The previous article mentioned that the RMQ problem can be handled using the ST table algorithm, but when online modifications are needed, the segment tree is a better choice.
As shown in the figure, it is clear that the segment tree is a binary search tree.
The points to note are as follows:
- The segment tree is stored in an array, and the array space is generally opened up to 4*n times the original array (to be precise, n is rounded up to the next power of 2 and then multiplied by 2, e.g., 5->8->16).
- In the segment tree array storage, if a node is numbered n, then its left child is numbered 2 * n (represented as n << 1), and the right child is numbered 2*n+1 (represented as n << 1 | 1).
- The root node is defined as 1.
1. Querying the Minimum Value in a Range (Point Modification)#
Template Problem: hihoCoder #1077 RMQ Problem Revisited - Segment Tree
Problem summary: Given an array A, there are two types of operations: querying the minimum value in the range from l to r, or modifying the value at index p to v.

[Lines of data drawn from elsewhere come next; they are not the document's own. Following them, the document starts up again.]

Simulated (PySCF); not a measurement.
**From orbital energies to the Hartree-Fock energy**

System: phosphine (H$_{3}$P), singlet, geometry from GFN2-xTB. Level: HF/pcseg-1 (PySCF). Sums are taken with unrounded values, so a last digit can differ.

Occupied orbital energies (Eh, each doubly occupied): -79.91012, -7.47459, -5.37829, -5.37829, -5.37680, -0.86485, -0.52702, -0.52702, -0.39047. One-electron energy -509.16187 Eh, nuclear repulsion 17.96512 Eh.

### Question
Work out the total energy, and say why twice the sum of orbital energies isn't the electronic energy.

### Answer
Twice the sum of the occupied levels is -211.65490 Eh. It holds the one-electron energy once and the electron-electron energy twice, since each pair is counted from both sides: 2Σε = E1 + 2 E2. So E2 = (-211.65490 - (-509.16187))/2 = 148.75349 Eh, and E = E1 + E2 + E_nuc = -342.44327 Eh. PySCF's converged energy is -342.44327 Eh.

Using the segment tree to maintain the minimum value, to change it to query the maximum value, simply replace all min with max and change inf to 0.
1. Building the Tree#
void pushup(int rt) {// Update node information, here taking the minimum value as an example, can be changed to maximum value
Tree[rt] = min(Tree[rt << 1], Tree[rt << 1|1]);
}
void Build(int l, int r, int rt) {// [l,r] represents the range, rt represents the actual stored index
if (l == r) {// Reached leaf node
Tree[rt] = A[l];
return;
}
int mid = l+r>>1;
Build(l,mid,rt << 1);// First build the left child
Build(mid+1,r,rt << 1 | 1);// Then build the right child
pushup(rt);// Update information using left and right children
}
2. Update#
When calling, the parameters are the root node index, modification position p, the value to modify to v, and the range affected by the modification (i.e., 1~n).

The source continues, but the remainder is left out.